Spain's Agriculture, Fisheries and Food minister Luis Planas admitted the fishing industry could suffer dramatic consequences with a no-deal Brexit, one of several options after this week's parliament events in London. Minister Planas had revealed that in the case of a hard-Brexit, all Spanish fishing vessels will have to immediately abandon United Kingdom waters immediately.
For Spain fisheries is one of the main conflict issues and most dramatic in the European Union/United Kingdom Brexit negotiations added the minister. It is estimated that some 200 fishing vessels with Spanish associates are operating under different flags in UK waters.
We have 80 Spanish vessels in UK fisheries plus another 21 with British and Spanish partners. There are another one hundred vessels flying German, French, Irish and Netherlands flags, with Spanish associates, plus the 25 from Vigo in the Falkland Islands and another 19 operating with the Falklands ensign, pointed out minister Planas.
The minister recalled that the Spanish fishing industry leads in the EU, and Spain worked hard so that the Brexit deal reached between the EU and UK last December was most satisfactory for our industry, but now that it has been rejected by the UK parliament we have been left with a huge question sign as to what are the next steps.
Fishing has been one of the great symbols of the negotiation, and I want to be optimistic. If there is a sector capable of adapting that is fisheries, with the support of government, said Planas.
UK represents 8% of Spain food exports with fruit, vegetables, olive oil, wine and pork as the main items, while UK supplies 3% of Spain's food imports mainly spirits and fish.
Planas explained that his ministry is working on the worse scenario, but even with a hard Brexit, for a short period trade will continue to be ruled by the same current norms. Likewise in case of logistic problems in the port of Calais, Spain is working on the possibility to reinforce the Santander-Portsmouth link as a possible alternative, if Spanish merchandise are blocked.
The minister also confirmed that Madrid is drafting a decree on the origin and traceability of honey as currently happens with milk, although these are considered exceptional actions and will not be extensive to all agriculture and food produce.
But following this week's events in which the British parliament rejected overwhelmingly the Brexit deal of Prime Minister Theresa May and Brussels, and the growing possibility of a hard Brexit, Spain's fish industry and farming sector are demanding contingency plans from Madrid.
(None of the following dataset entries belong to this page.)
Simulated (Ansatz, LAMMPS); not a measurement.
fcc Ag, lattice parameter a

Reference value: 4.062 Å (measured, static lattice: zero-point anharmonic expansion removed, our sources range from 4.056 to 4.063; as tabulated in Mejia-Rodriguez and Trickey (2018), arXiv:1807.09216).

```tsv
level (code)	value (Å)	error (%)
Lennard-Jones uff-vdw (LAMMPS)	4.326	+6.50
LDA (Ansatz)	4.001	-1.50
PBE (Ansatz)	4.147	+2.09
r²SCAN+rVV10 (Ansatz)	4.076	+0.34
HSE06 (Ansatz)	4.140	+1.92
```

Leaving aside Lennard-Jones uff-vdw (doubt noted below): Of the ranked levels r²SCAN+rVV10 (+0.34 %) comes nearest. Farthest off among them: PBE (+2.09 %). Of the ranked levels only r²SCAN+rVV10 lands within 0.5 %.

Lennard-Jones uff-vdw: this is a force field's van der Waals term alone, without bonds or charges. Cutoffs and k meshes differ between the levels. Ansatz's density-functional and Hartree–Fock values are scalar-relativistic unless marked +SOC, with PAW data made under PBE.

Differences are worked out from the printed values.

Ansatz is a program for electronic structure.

The chairman of Spain's fishing vessels owners, Cepesa, and also president of the EU Europeche lobby, Javier Garat has requested the European Community and member states to prepare the necessary measures to mitigate the impact on the fishing fleet of a hard Brexit.
Likewise, Fepex, the Spanish organization of fruit and vegetables exporters anticipates extremely serious economic consequences from a hard Brexit particularly in Murcia, Andalusia and the Valencia community. Fepex fears exports would have to comply with Customs paperwork, inspections, pay import tariffs and present phytosanitary licenses demanded by the UK.
To this effect the Spanish government has opened a website to inform on the situation and prepare citizens and companies for the different possible scenarios.